Your Mileage May Vary – Week Nine

 HANOVER – A baker’s half dozen opinions and observations after Week 9 of the Dartmouth football season:

1) Junior quarterback Grayson Saunier did another solid job protecting the football against Cornell. As Big Red coach Dan Swanstrom said, Saunier “never put the ball in jeopardy once.” After throwing four interceptions in the Big Green’s first three games this fall, Saunier now has gone six games without being picked off. As a team, Dartmouth hasn’t had a single turnover in the last four games after turning it over nine times in the first five. That's a sign of a very good team.

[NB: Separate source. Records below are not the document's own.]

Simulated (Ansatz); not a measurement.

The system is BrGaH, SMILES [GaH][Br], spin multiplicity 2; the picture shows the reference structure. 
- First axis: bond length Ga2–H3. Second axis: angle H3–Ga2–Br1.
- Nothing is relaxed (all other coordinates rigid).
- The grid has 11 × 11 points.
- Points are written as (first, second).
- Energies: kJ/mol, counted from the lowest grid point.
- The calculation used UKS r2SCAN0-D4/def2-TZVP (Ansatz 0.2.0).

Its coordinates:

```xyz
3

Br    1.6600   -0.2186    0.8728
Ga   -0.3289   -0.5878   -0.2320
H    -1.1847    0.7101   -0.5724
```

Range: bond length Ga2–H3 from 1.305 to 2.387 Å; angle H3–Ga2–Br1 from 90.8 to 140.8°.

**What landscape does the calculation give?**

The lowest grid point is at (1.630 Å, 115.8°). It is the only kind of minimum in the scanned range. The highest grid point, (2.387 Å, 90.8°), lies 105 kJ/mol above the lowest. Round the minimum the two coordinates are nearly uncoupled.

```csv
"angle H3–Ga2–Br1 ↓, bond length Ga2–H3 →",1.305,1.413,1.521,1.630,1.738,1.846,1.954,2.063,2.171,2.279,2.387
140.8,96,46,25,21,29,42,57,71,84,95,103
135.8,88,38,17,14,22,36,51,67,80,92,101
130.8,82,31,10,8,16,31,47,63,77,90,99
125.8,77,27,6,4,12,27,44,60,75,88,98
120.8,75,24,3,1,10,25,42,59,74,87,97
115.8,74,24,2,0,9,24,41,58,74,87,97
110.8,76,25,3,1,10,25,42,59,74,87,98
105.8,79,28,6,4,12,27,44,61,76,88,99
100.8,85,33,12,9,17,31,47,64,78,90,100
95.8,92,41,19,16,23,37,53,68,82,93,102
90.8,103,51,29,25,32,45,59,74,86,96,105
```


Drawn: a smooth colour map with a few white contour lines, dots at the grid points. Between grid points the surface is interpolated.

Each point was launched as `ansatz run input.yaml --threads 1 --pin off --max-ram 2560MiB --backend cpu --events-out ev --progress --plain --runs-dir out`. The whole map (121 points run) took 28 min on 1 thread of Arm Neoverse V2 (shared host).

2) At one point, while listening to Swanstrom in the postgame press conference, I thought about the days when Pete Carril and the Princeton basketball team were slaying giants with three-pointers who were scared of backdoor layups. And with layups when they were scared of three-pointers. Swanstrom said it is a “damned if you do, damned if you don’t situation,” deciding whether to concentrate on stopping the running game of Saunier and DJ Crowther, or the Big Green’s passing game. I remember an opposing coach using the exact same expression talking about the Princeton basketball team.


3) As you might have seen on BGA Overtime yesterday, Crowther needs 111 yards to become just the seventh Dartmouth player to run for 1,000 yards in a season. The feeling here is that if the Big Green takes control of Saturday's finale against Brown, the Dartmouth offensive line is going to do everything in its power to make sure the senior tailback reaches that record, and the coaches will give him the chance to do it. In case you are wondering, only Columbia allows more yardage on the ground than the 169.4 yards Brown surrenders.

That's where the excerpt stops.